Carbon footprint - what a feat!

It's that day of the year when everyone gets excited about their carbon footprint, only to have nothing to do with it when the day is done. So far, the hubbub was restricted to corporates who chose the occasion of World Environment Day to make a grand pretence of atoning for their misdeeds - clever shareholder communication, in other words. But now, our otherwise unapologetic government has also jumped in. The tone of advertisements issued by government departments in India have always been a half-hearted, halfway effort between bone-numbing pedantry and pedagogic inanity festooned with mugshots of the irascible rascals responsible for siphoning off public money for their private interests. That's a lot of superlatives, yes. But consider this ad published today in The Times of India by the Karnataka Pollution Control Board:
  1. It says 'Don't leave your carbon footprint on the earth'. Ah, how evocative. Now, will they please suggest a list of places where we can leave it? And isn't this whole business about reducing the carbon footprint since it's impossible not to leave behind one at all. It's clear that the gurus at the KPCB are latecomers into the talk. So don't even expect them to walk it.
  2. Now, the only recycled material in this ad is the content, which is clearly lifted from any other public service noise that just anyone else in the world is making about 'carbon footprint', viz:
a) Use bicycles/ make cycling a habit: Cute, but the only cycling I get to do is in the gym. Because if I venture out into the real world on a bicycle, there is no guarantee of returning home alive riding it. Are there bicycle lanes anywhere in India? Of course, the KPCB can say that they are not the "concerned department", in more than one sense of the term. b) Plant and nurture trees: Try telling this to the Bruhat Bengaluru Mahanagara Palike (BBMP), which has to date connived with the state Forest Department to rid the city of its green cover under the pretext of development works. And in the place of our banyans and peepals have come fast-growing copper pods, rain trees and gulmohurs - introduced species that are ornamental but otherwise practically useless. And so easily felled by a good gale.

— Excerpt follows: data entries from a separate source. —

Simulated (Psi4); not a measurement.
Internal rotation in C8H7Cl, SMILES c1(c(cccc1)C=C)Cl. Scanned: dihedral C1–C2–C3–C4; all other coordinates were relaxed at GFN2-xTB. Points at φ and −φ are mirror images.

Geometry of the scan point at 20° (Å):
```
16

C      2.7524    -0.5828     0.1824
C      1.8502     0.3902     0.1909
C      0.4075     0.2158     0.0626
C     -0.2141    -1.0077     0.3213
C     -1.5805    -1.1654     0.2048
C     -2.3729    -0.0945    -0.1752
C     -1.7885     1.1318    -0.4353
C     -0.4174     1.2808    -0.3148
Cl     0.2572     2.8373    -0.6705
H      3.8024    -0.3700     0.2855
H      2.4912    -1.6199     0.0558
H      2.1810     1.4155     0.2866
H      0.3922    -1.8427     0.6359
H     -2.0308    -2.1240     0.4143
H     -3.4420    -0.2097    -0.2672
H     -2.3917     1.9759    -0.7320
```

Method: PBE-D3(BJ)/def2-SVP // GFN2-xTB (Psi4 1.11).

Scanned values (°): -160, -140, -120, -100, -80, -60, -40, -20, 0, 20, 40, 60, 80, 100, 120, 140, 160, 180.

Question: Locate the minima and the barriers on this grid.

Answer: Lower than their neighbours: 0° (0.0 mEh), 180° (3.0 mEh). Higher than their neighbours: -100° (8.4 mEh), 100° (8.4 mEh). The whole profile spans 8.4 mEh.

That said, it's a good gesture. Even if the Board's responsibility ends here. Talking of pollution control, every month the Bangalore Traffic Police embarks on a conscientious mission to enforce discipline among Bangalore's polluting vehicles. They stop vehicles (apparently at random) and demand to see an emission test certificate - you know, the ones issued by those shady little booths attached to fuel stations. It's a High Court Order, they will tell you if you argue, and brandish in your face a faded photostat copy of something Devanagari. Now, this certification is a mere formality for most Euro II and Euro III vehicles but somehow, something magic happens and turns the attention of our devoted men in uniform from the smoke-belching and utterly un-roadworthy trucks, buses and three-wheeled tempos grunting past you with impunity to your own uncertified but otherwise unpolluting Euro II vehicle. Of course, you don't have to flex your cerebral muscles to deduce that the constables' discretion extends only to drivers of vehicles who look like they are carrying the requisite amount payable as fine. And yes, in the end everyone is fine with that and nobody raises an alarm. Such good citizens. As for carbon footprint - I know plenty of enraged drivers who'd like to leave a nice sooty one on the faces of those cops. It's World Environment Day. Enjoy it while it lasts.